You: Ah! Okay. Thanks, Karl. I know it’s not the world’s greatest assignment to have to call people and make offers that aren’t as financially exciting as you might hope.

Him: Right, you see my problem. If you could start at that, I know it’s not the best, but…

You: Okay Karl, no problem. Can I ask you a couple of questions?

Him: Sure!

You: Look, I respect you totally, and I know you are ethical and very committed to the company and your team. I appreciate that. I think I may have gotten confused somewhere along the line. You and I had been talking about the problem with sales leads, and the pipeline breakdowns, some pretty sales-oriented and revenue-critical projects.

Him: Absolutely. That’s the job – those are my priorities.

You: When we were together, we talked about what the sales-lead bottlenecks were doing to revenues. We came up with a number, I think it was a hundred and twenty thousand a quarter, that that problem is costing you. Is that your recollection too, or did I get that wrong?

Him: No, that’s right in the ballpark. You figure that a lot of that delta is in the cost of the product, and then you take out overhead, and it gives me just about fifty thousand to spend solving that problem.

You: I get it, Karl. I was thinking that the problem you were facing had bigger ramifications for the company – to be honest I saw it as a bigger job, with more mission-critical impact. It’s not just the money. I really need to be in positions where my work has a direct effect on the bottom line. Otherwise, my resume suffers and the work isn’t interesting.

Him: Oh, this definitely does.

You: I’m not feeling that, Karl, in the forty-eight-five comp package. The good thing is, there are zillions of marketing people on the street.

Him: Come on Sally, I really need your help. It sounds like you’re not accepting the offer.

You: I’d love to do it Karl, but that’s twelve thousand under my absolute floor. If we could get creative and figure out how to bridge the gap –

Him: I could do a six-month review, instead of a one-year.

You: That helps a bit. Could you look at a sign-on bonus?

Him: Maybe, a couple thousand dollars.

You: I can’t take the job for forty-eight five, Karl, but I could start around fifty-five with a two-thousand-dollar signing bonus and a six-month review, if you can do four weeks of vacation.

Him: Geez Louise.

You: Karl, do you think you’re getting a great deal? Because if not, and I totally understand that – you should hire someone else.

Him: I can’t commit to all of that, but I’ll try.

You: Then the only other thing would be to decide what the milestones are, that we shoot for at that six-month review, that get me from fifty-five in base salary up to sixty.With the ten percent bonus, that would –

Him: Wait wait wait! That would be sixty-six, with the bonus.

You: You could wrap the first year’s performance bonus into the salary increase. No bonus, just the salary bump if I hit the milestones we’d agree on, at the six-month point.

Him: I can’t budge my CFO up to fifty-five.

You: No problem. Whatever can’t go into the base can go into the performance bonus.

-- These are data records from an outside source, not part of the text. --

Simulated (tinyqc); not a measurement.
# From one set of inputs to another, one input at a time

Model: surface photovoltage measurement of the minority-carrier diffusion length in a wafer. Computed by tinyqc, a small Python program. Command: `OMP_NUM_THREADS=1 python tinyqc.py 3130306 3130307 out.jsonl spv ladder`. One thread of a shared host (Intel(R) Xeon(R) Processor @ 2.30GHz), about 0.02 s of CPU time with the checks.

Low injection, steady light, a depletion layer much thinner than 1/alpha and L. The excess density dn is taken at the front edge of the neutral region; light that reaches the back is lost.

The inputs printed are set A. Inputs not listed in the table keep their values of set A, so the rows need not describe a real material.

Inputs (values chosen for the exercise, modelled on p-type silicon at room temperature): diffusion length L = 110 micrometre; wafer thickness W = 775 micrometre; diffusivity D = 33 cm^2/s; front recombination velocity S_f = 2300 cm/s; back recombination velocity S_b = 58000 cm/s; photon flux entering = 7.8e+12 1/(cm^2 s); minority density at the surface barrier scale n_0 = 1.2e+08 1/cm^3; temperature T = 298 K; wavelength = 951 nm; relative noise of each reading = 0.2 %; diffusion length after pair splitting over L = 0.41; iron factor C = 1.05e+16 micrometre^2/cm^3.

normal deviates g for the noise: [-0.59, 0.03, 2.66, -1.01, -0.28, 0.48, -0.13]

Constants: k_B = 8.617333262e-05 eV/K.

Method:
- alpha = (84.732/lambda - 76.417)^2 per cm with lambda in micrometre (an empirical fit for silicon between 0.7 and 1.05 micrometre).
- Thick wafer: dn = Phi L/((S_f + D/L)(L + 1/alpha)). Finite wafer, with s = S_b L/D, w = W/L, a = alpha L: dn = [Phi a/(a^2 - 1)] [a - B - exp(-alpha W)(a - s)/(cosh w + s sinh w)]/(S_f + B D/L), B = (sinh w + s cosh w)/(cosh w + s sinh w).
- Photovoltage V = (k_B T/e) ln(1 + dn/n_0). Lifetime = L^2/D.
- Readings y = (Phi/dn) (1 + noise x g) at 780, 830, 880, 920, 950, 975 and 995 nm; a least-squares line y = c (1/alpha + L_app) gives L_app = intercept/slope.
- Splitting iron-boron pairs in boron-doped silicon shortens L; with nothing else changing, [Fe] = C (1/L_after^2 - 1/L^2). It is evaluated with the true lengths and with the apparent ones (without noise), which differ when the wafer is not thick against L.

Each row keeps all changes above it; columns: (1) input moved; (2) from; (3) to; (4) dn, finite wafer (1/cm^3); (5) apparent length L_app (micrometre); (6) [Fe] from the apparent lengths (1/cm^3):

Him: You’re bringing back the bonus?

You: Well, you have the bonus program in place anyway. I’d only need in the bonus whatever piece was missing from our salary target of fifty-five.

Him: My God, I should get you negotiating with our vendors.

You: I’d be delighted to do that.

You don’t have to grovel, and you don’t have to get huffy when a salary offer doesn’t knock your socks off. Remember your value, keep your emotions in check, and negotiate a better deal on the spot.